Jennifer Johnson (center), president of the Jackson Redevelopment Authority Board of Commissioners, wants the JRA to consider expanding its mission beyond downtown development to community housing.
To paraphrase Michael Corleone, just when the Jackson Redevelopment Authority thought it was out—of the morass over Farish Street—they get pulled back in.
The JRA, the quasi-governmental local agency that quietly puts together development deals backed by the city's credit, is considering expanding its purview beyond multimillion deals downtown but also wants to resolve the legal dispute over Farish Street and the proposed entertainment district.
"The authority wants to consider urban renewal development in ways that are other than commercial, be it market rate housing or mixed use or workforce housing," Jennifer Johnson, the JRA board president, told the Jackson Free Press.
For example, JRA is considering accepting a donation of several parcels of land in south Jackson near U.S. 18 and TV Road and another three lots in Presidential Hills, 42.5 acres all together. The authority took no action on whether to accept the donated land, but the proposal raised questions about the role and future of the authority.

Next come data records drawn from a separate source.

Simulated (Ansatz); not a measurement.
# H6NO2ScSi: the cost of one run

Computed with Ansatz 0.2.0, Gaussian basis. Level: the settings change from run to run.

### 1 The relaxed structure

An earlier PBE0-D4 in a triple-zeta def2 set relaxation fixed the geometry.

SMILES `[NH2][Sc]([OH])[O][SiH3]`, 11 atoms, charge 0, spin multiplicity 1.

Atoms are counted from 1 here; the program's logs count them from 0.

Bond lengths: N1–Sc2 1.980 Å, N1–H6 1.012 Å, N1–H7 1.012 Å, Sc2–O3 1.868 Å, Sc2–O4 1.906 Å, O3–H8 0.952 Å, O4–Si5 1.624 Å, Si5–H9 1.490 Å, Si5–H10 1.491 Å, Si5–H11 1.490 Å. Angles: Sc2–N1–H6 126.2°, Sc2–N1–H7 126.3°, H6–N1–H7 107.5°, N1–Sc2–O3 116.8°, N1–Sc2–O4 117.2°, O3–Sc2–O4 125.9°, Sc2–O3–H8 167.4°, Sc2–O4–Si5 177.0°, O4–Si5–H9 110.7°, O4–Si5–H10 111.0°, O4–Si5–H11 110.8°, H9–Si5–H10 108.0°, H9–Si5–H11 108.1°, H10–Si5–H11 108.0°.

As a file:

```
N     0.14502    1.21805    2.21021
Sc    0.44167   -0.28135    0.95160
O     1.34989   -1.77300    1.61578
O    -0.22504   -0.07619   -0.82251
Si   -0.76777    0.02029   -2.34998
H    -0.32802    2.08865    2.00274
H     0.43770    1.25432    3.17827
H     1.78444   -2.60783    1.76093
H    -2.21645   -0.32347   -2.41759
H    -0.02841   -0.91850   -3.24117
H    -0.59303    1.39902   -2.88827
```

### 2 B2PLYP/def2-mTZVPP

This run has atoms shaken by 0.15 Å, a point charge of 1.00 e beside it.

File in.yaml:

"Is that a function of JRA?" asked Commissioner Beau Whittington at the July 22 board meeting.
But Johnson says other redevelopment authorities work on community housing developments and that looking beyond downtown, and having developers bring their ideas to JRA, is worth exploring for the some 80 properties the authority owns.
"That's always been a vision of mine," Johnson said. "We want to be able to serve the city in a greater capacity than just downtown or just commercial development."
In the meantime, Farish Street remains a thorn in the side of JRA and the citizens who want to see it returned to the glory of its heyday as the African American business district. Last week, Hinds County Chancery Judge Dewayne Thomas issued a ruling that nullifies liens he placed on buildings in the historic district.
David Watkins, the would-be developer of the Farish Street Entertainment District and majority partner in the Farish Street Group, said he plans to appeal to the Mississippi Supreme Court if necessary.
"I'm disappointed, but it's not the end of the litigation," Watkins told the JFP.
The lien dispute started in 2013 when the JRA, which owns the property in the proposed entertainment district, terminated the master lease of the Farish Street Group, which consists of Watkins and several other partners. In turn, Watkins' development firm filed liens against the property, in which he says he invested $4.5 million of his own money. JRA argued that Watkins is not a construction company and could not place liens on public property.
Watkins plans to appeal the chancery court's decision. In an interview with the Jackson Free Press, Watkins said the lien issue is just a small part of his claims, including that JRA is in breach of contract and that JRA's attorneys from Jones Walker have negotiated in bad faith. The parties met for a confidential mediation session earlier this year that Watkins called a "failure" and said he now just wants "fair compensation" for his company's investment.
"If they paid me the $4.5 million, of course I'd walk away," Watkins told the JFP.
Mark Herbert, a Jones Walker attorney, said his firm isn't the issue and that lawyers take their direction from their clients, JRA.
"I don't know what to tell Mr. Watkins," Herbert said. "He has not come up with a realistic settlement proposal in any of the discussions that have gone on to date. They have been pure fantasy with his inability to recognize his legal position."
In the meantime, JRA is still working with the City of Jackson to resolve the issue of $1.5 million that the U.S. Department of Housing and Urban Development wants refunded because of Farish Street's lack of progress.
As a result, HUD barred the city, JRA and others involved in Farish Street development from working with HUD funds, a significant source of revenue for Jackson and other cities. The city was working out a three-year payment plan with HUD of $503,603 each year for three years, commencing 2016, but JRA offered to pay the $1.5 million on the city's behalf so that redevelopment could commence right away. The city mulls JRA's offer, Johnson said.